Makes floor_divide a method, adds sparse floor division by mruberry · Pull Request #34552 · pytorch/pytorch

mruberry · 2020-03-10T20:59:06Z

(Updated per review feedback)

torch.floor_divide is currently a function that can operate on two tensors or a tensor and a scalar (scalar x scalar floor division is handled natively by Python and the JIT has a builtin function for it). This PR updates it to:

have an out variant: floor_divide(x, y, out=z)
be a method on a tensor: x.floor_divide(y)
have an in-place variant: x.floor_divide_(y)
work with sparse tensors

Tests are added to test_sparse.py and test_torch.py for these new behaviors.

In addition, this PR:

cleans up the existing sparse division and true_division code and improves their error message
adds testing of sparse true_division to test_sparse.py
extends existing floor_divide testing in test_torch to run on CUDA, too, not just the CPU

Unfortunately, making floor_divide a method requires breaking backwards compatibility, and floor_divide has been added to the BC whitelist since this is international. The BC issue is that the first parameter name to torch.floor_divide is changing from input to self. If you previously called torch.floor_divide with keyword arguments, e.g. torch.floor_divide(input=x, other=y), you will need to update to torch.floor_divide(self=x, other=y), or the more common torch.floor_divide(x, y).
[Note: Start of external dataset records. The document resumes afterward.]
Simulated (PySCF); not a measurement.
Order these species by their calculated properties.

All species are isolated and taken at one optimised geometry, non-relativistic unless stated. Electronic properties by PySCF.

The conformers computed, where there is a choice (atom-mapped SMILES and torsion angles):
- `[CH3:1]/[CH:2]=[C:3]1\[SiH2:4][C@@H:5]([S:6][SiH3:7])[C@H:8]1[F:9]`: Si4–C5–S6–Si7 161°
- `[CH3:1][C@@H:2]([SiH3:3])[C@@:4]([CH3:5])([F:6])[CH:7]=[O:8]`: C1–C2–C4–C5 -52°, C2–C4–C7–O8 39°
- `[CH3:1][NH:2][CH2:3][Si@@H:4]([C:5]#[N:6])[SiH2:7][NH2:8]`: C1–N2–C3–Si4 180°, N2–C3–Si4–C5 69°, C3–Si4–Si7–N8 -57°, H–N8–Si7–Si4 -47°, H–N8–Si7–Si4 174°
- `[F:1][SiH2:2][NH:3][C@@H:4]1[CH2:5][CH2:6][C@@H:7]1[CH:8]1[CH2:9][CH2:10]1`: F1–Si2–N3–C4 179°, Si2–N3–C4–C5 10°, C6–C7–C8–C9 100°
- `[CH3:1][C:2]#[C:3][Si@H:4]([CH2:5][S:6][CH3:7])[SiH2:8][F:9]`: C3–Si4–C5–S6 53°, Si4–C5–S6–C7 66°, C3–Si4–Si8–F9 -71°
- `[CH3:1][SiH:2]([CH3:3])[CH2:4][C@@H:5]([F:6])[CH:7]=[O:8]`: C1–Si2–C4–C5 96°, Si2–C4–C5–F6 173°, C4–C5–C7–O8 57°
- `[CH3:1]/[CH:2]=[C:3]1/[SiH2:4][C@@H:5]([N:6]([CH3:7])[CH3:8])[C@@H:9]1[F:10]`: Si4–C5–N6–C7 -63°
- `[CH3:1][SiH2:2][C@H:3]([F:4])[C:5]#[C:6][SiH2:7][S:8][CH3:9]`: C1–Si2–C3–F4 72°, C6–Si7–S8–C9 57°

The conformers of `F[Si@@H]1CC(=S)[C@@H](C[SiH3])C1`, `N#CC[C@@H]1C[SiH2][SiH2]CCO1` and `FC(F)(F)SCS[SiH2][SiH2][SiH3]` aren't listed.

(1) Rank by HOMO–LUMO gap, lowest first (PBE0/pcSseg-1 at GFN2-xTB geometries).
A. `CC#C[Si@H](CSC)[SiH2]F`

The intent of this PR is to allow floor_divide to be substituted for division (torch.div, /) wherever division was previously used. In 1.6 we expect torch.div to perform true_division, and floor_divide is how users can continue to perform integer division with tensors.

There are two potential follow-up issues suggested by this PR:

the test framework might benefit from additional tensor construction classes, like one to create dividends and divisors for multiple dtypes
the test framework might benefit from a universal function test class. while methods have reasonable coverage as part of test_torch.py's TestTensorOp tests, function coverage is spotty. Universal functions are similar enough it should be possible to generate tests for them.

dr-ci · 2020-03-11T02:09:37Z

💊 CircleCI build failures summary and remediations

As of commit 4fcf7c1 (more details on the Dr. CI page):

✅ None of the build failures appear to be your fault 💚

1/1 broken upstream at merge base 1afc584 on Mar 18 from 2:35pm to 7:57pm (10 commits; d927d58 - c747f09)
Please rebase on the viable/strict branch (expand for instructions)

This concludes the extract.